The bill will also amend the notification requirements for an environmental significance opinion under the Planning and Development Act. The environmental significance opinion process applies to certain developments that are ordinarily subject to the impact track for development assessment. If the proponent wants the development assessed in the less onerous merit track on the grounds that it is not likely to have significant adverse environmental impact, they can apply to the relevant agency for an environmental significance opinion or ESO.

If the relevant agency rejects the application it must notify the applicant and the Planning and Land Authority in writing. The Planning and Land Authority presently processes applications for an ESO and an opinion is frequently given by the Conservator of Flora and Fauna. The bill amends the notification requirement to achieve administrative efficiency. Rather than the relevant agency notifying the applicant, the agency will notify the Planning and Land Authority. The Planning and Land Authority will then notify the applicant. This is a more efficient process, given that the Planning and Land Authority has general oversight of the assessment process and has its own well-established procedures to notify applicants and other interested parties.

This new process keeps the Planning and Land Authority informed of the status of the application of an ESO. There is no change to the applicant’s position from the applicant’s point of view. The applicant is simply notified by the Planning and Land Authority rather than the relevant agency.

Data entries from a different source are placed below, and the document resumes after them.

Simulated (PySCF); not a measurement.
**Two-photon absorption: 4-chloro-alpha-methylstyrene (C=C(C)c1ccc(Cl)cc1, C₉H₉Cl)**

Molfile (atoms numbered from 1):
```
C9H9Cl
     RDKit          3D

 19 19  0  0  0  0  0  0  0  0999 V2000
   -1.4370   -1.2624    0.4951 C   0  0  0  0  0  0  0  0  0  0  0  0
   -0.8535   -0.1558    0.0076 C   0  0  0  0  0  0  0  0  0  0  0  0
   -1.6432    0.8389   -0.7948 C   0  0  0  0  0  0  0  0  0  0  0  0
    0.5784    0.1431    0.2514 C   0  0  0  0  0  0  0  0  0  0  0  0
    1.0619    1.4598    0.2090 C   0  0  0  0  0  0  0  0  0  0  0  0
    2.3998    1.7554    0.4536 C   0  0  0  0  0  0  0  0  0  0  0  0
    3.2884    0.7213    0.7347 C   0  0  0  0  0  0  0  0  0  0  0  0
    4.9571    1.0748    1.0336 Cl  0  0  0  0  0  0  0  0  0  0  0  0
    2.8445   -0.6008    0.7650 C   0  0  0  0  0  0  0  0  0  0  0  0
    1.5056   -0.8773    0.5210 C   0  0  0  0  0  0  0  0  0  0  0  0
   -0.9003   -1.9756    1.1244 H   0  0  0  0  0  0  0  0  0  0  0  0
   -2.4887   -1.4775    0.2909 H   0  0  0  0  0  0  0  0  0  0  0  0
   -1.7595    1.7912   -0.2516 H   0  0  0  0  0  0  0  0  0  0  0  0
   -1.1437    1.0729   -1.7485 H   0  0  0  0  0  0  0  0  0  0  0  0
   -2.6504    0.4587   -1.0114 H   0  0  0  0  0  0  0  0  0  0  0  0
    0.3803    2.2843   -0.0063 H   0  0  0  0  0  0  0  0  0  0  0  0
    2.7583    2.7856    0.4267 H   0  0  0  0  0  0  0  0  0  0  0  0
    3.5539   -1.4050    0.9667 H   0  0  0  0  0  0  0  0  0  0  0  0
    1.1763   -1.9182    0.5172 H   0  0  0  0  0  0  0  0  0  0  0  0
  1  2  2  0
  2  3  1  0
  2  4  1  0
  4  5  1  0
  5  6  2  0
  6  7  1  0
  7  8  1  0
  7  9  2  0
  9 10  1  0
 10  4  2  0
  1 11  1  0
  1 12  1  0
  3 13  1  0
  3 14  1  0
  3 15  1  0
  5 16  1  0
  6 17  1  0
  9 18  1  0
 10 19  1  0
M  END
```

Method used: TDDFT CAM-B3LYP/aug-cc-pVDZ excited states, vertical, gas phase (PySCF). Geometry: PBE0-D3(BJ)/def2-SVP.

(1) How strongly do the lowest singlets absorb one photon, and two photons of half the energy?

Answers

The bill also amends notice of direct sale requirements in the Planning and Development Act. Section 242(1) of the Planning and Development Act provides that within five working days after the end of the calendar quarter the Planning and Land Authority must give the minister a notice about the number of leases granted by direct sale during that quarter. The bill amends this section to extend this time period from five to 10 working days.

This change has been made to provide the Planning and Land Authority with additional time to produce the notice and associated documents and to ensure the minister receives the notice. This amendment ensures that the authority continues to meet statutory time frames.